Lawmaker proposes federal hiring freeze

Freshman Rep. Tom Marino, R-Pa., introduced the measure. Freshman Rep. Tom Marino, R-Pa., introduced the measure. Douglas Graham/Newscom
This story has been updated.

A House lawmaker is seeking a freeze on federal hiring until the government eliminates its deficit.

Rep. Tom Marino, R-Pa., on Thursday introduced legislation that would prohibit agencies from hiring new employees until the deficit is resolved. The bill does allow "common-sense" exceptions for national security and law enforcement, however.

The U.S. Postal Service and Postal Regulatory Commission also would be exempt from the freeze, along with reassignments within the same agency, short-term, seasonal hiring and transitional positions involving a new presidential administration.

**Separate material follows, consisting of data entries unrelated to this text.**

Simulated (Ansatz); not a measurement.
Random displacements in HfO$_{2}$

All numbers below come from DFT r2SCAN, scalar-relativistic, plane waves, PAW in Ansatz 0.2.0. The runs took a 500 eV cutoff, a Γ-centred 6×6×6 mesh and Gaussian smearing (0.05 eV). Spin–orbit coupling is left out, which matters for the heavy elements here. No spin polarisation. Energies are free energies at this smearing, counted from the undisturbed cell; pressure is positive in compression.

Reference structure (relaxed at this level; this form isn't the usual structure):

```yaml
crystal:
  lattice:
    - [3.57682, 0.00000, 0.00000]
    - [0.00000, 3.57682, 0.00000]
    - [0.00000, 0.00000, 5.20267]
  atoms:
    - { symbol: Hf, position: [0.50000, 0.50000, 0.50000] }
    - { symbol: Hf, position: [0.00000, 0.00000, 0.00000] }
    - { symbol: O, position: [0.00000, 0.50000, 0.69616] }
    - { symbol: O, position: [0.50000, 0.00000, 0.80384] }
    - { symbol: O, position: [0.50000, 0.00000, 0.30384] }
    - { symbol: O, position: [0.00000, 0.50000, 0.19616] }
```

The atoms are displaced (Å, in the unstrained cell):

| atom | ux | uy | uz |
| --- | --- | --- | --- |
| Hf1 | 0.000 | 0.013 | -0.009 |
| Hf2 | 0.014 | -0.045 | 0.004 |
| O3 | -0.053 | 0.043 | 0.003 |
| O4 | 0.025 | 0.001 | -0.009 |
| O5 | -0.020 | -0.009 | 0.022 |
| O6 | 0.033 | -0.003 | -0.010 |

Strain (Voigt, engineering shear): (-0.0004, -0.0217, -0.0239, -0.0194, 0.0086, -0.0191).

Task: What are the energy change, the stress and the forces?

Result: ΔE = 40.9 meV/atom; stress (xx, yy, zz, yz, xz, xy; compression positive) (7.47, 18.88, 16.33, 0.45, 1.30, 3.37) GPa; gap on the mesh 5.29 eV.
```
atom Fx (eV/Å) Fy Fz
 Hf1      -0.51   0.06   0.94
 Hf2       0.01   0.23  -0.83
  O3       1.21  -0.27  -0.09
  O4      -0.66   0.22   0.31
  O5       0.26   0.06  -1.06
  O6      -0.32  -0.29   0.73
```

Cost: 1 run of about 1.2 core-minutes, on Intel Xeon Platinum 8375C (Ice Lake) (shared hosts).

"We must stick to the trifecta of downsizing Washington, cutting spending and keeping taxes low," he said. "We cannot allow the federal government to grow at record levels while we ask our business owners and families to be more frugal and to get by with a lot less."

The legislation also would increase accountability by requiring the president to report quarterly on new appointments made, according to Marino.

The proposal is not the first to limit government hiring, however. Rep. Cynthia Lummis, R-Wyo., in February reintroduced the Federal Workforce Reduction Act, which would reduce the size of the federal workforce by attrition by hiring only one employee for every two who retire or leave service. It also would require agencies to justify their new hires and the administration to disclose all new employees by agency. Under the bill, the freeze would stay in effect until the deficit is eliminated.

Max Stier, president of the nonprofit Partnership for Public Service, said the legislation is an ineffective way of making government less wasteful.

"It's not an issue about head count, it's an issue of making sure we are living within our means, providing service and doing it in a way that is cost-effective," he said. "If you look at the hiring that's occurred in recent times, it's almost entirely around physical safety or taking care of our veterans. You have to ask the question, do you really want to foreclose on our abilities to meet those critical needs?"

The National Treasury Employees Union opposes what its president, Colleen Kelley, called "ill-advised" legislation. "Rather than addressing the real drivers behind our nation's deficit, this bill would force the government to rely even more heavily on unaccountable and expensive private contractors, resulting in higher costs to taxpayers, poor services and dubious transactions," Kelley said in a statement.